CFPB Constitutionality in Question
- This week, the U.S. Court of Appeals will hear arguments on whether the structure of the Consumer Financial Protection Bureau is constitutional.
- The CFPB has been challenged because it was designed to have all three powers of government – judicial, executive, and legislative.
- Congress should reform the CFPB to bring it into alignment with separation of powers principles, creating needed accountability and transparency.
On May 24, the full U.S. Court of Appeals for the District of Columbia will hear oral arguments about whether the structure of the Consumer Financial Protection Bureau is illegal. Senate Republicans have argued since the bureau’s creation that it is ill-conceived and lacks accountability.
“Because the CFPB is an independent agency headed by a single director and not by a multi-member commission, the director of the CFPB possesses more unilateral authority – that is, authority to take action on one’s own, subject to no check – than any single commissioner or board member in any other independent agency in the U.S. Government.” – U.S. Court of Appeals for the District of Columbia, 10/11/2016
Constitutionality in doubt
Last year, a three-judge panel of the D.C. Circuit Court ruled that the bureau’s independent structure was unconstitutional. To fix the constitutional problem, the court gave the president “the power to supervise and direct the Director of the CFPB” and remove him or her “at will at any time.” The CFPB appealed, and now the full court will rehear the case.

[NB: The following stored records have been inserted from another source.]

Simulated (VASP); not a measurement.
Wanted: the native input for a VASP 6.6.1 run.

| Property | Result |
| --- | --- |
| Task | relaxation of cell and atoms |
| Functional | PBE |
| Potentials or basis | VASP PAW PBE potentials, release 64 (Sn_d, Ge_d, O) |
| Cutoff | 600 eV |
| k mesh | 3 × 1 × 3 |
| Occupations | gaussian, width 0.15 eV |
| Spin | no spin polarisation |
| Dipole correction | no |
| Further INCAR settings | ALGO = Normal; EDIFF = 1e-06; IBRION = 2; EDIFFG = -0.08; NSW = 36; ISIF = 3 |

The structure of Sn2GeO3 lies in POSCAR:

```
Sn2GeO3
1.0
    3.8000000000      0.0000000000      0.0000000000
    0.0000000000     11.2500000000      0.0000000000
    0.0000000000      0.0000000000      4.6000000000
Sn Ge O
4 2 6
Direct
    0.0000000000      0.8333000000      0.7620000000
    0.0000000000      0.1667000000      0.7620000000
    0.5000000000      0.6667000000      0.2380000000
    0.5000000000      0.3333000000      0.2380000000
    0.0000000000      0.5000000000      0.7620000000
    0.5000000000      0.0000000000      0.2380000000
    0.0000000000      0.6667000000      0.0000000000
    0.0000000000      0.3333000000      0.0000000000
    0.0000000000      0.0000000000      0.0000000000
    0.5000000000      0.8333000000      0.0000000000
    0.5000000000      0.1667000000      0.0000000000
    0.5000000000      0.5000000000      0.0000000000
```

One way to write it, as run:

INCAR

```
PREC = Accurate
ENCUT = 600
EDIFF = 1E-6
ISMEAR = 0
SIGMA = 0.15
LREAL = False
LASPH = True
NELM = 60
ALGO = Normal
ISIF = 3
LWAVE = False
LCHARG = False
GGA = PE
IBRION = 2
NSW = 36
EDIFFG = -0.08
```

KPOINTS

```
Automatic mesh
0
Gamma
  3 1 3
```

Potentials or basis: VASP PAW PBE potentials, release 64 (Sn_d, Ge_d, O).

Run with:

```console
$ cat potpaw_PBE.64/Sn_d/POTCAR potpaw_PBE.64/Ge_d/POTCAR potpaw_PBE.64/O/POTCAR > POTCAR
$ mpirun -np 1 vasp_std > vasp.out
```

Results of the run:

The case involves PHH Corp., a New Jersey mortgage lender. In 2014, an administrative law judge fined the company $6.4 million for illegally accepted kickbacks from mortgage insurers to which it referred customers. The CFPB director, Richard Cordray, rejected that fine and imposed a new judgment of $109 million. PHH argued that CFPB’s vesting of executive authority within a single director, as opposed to a commission, is unconstitutional because it gives its director unilateral authority to bring administrative enforcement actions.
The structure of the CFPB was flawed since its creation by the Dodd-Frank Act in 2010. It was created to be headed by a director, appointed by the president with the advice and consent of the Senate for a five-year term. The statute gave extraordinary authority to the director, stating that he may only be removed for cause, such as “neglect of duty” or “malfeasance.” Unlike other federal agencies, the CFPB has the authority to pursue its own litigation and does not need to rely on the Justice Department.
In March, the Trump administration filed court papers opposing the CFPB. The Justice Department said that the bureau’s structure creates separation-of-powers problems under the Constitution because the director is not answerable to the president: “There is a greater risk that an independent agency headed by a single person will engage in extreme departures from the president’s executive policy.”
Senate Republicans also have criticized the CFPB’s funding stream. It is not subject to congressional appropriations, but receives its funding through the Federal Reserve System, which has no influence over the CFPB’s budget or personnel decisions. Under the Dodd-Frank Act, the bureau requests monetary transfers from the Federal Reserve. The amount of these transfers is capped at 12 percent of the Federal Reserve’s operating expenses in fiscal year 2009 and adjusted each year based on a formula set by statute. For fiscal year 2017, the bureau’s funding cap will be $646 million.
CFPB Fiscal Year Funding (in millions)
In short, Dodd-Frank gives CFPB a level of independence unique in American government – and at odds with our constitutional system. By shielding the director from presidential authority; by giving the CFPB the power to investigate, try, and fine; and by letting it set its own budget, the agency possesses the powers of all three branches at once.
Senate Republicans have argued for commonsense reforms to make the bureau accountable. These include establishing a bipartisan board of directors to oversee the CFPB, subjecting the bureau to the annual appropriations process, and establishing a safety-and-soundness check for the prudential regulators. Democrats remain resistant to any changes to the CFPB to ensure it is accountable and transparent.
plenty of Critics of the cfpb
In addition to concerns being raised by Senate Republicans related to the structure of the CFPB, critics contend that the bureau has a record of exceeding its authority. For example, the bureau has attempted to regulate auto dealers even though they were explicitly excluded from its jurisdiction by the Dodd-Frank Act. To get around this constraint, one Congressman wrote in a Wall Street Journal op-ed in February, “the CFPB regulates auto dealers through enforcement ‘bulletins’ on auto lenders, employing statistical analysis rather than specific acts to charge lenders with discriminatory lending.”
The newspaper ran another opinion piece last November noting that a federal judge “tossed out the bureau’s investigation of college accreditation because the bureau has no authority to conduct such an investigation.” In March, a federal judge dismissed the CFPB’s complaint against a payment-processing company, stating that the agency “failed to provide sufficient factual allegations.”
As the courts once again examine the constitutionality of the CFPB, Congress and the Trump administration should push for reforms that make the agency more accountable and transparent.